Here’s the song Trump University sales people were instructed to play during seminars

Donald Trump
Donald Trump. Joe Raedle/Getty Images

Hundreds of pages of Trump University internal documents were released on Tuesday in connection with an ongoing fraud lawsuit against the presumptive Republican presidential nominee’s now defunct series of courses on real estate and investing.

The unsealed documents include sales and marketing “playbooks” from 2007 through 2010. Politico, however, published the 2010 playbook in March.

One of the playbooks informed sales people that the last song played before an instructional video in a seminar “should be the Apprentice Theme Song: For the Love of Money by the O’Jays.”

The seminar referenced was a free 90-minute presentation open to the public called “Fast Track to Foreclosure.”

The seminar, which aimed to drum-up interest for Trump University courses, discussed “the current trends of the real estate market and ways to still make money.”

Sales people were advised to watch the body language of the audience members during the presentation to identify which viewers were “most likely to buy,” encourage them to join, and then collect payment.

“Full payment of $1,495 must be collected before paperwork is submitted to Trump U,” the playbook reads.

 The documents were unsealed as part as of a court decision by Judge Gonzalo Curiel, whom Trump has called a “hater” and suggested his Mexican heritage made him biased and unfit to oversee the case.

Before the documents were released on Tuesday, New York Attorney General Eric Schneiderman slammed Donald Trump and his eponymous Trump University as “phony” and “shameless.”
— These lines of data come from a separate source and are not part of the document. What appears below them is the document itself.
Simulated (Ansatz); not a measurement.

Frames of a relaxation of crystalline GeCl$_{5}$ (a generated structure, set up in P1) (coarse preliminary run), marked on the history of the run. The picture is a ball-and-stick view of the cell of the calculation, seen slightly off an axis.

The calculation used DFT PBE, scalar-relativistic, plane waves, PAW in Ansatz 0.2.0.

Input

Trump remains enmeshed in multiple lawsuits filed by former students of Trump University and faces a third fraud suit from Schneiderman, which likely won’t go to trial until after the November election. The suits accuse Trump of defrauding students into paying thousands of dollars for worthless classes on real estate and investing.

Trump and his lawyers, however, have continually defended the for-profit university, citing stellar student reviews. Some students, however, may have been pressured into writing them, according to The New York Times.